Proposition 6
If in a triangle two angles be equal to one another, the sides which subtend the equal angles will also be equal to one another.
(Note: If you’d like to click through the images in this proof, they are available in this graph on Desmos.com.)
In Proposition 5 we started with two equal sides and proved that the angles that were opposite of those sides were equal. In this proposition we will begin with two equal angles and prove that the two sides that are opposite those angles are equal. We will begin with the triangle ABC, and let angle ABC be equal to angle ACB.
This proof is an example of a proof by contradiction. We will assume that sides AB and AC are not equal to one another, and as we proceed we will run into a contradiction that will tell us that our initial assumption is false and that sides AB and AC must be equal to one another.
Assume that sides AB and AC are not equal to one another. In that case one side must be longer than the other. Suppose that side AB is longer than side AC. From the longer side AB let DB be cut off equal to AC. (Proposition 3)
Join the points C and D as shown.
We will now be comparing the triangles DCB and ACB.
We know that DB is equal to AC, and the two triangles have the side BC in common. Also, the angle DBC is equal to the angle ACB as those are the two equal angles from triangle ABC.
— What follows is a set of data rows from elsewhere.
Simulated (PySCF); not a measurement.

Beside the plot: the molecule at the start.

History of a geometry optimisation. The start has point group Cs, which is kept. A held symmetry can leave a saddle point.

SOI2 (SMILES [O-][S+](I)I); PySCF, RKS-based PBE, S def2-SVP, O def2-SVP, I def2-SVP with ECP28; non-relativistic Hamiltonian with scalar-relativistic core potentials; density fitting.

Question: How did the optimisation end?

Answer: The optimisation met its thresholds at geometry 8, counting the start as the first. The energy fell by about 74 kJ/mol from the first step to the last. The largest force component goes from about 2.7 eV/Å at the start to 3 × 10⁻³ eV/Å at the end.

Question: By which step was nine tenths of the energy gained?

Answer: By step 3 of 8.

Since the two triangles have two pairs of equal sides with an equal angle between them, Proposition 4 tells us that triangle DCB is equal to triangle ACB. However triangle DCB is clearly less than triangle ACB, so we have reached a contradiction. Our assumption that AB is not equal to AC is absurd, and therefore the two sides AB and AC must be equal to each other.
Q.E.D.
Proof by contradiction is an often used form for proving propositions or theorems in mathematics. The U.S. court system uses this principle in its trials – we assume that the defendant in innocent and then search for evidence that contradicts this assumption. A statistical hypothesis test uses the same format – assuming that the null hypothesis is true prior to searching for evidence that it is false.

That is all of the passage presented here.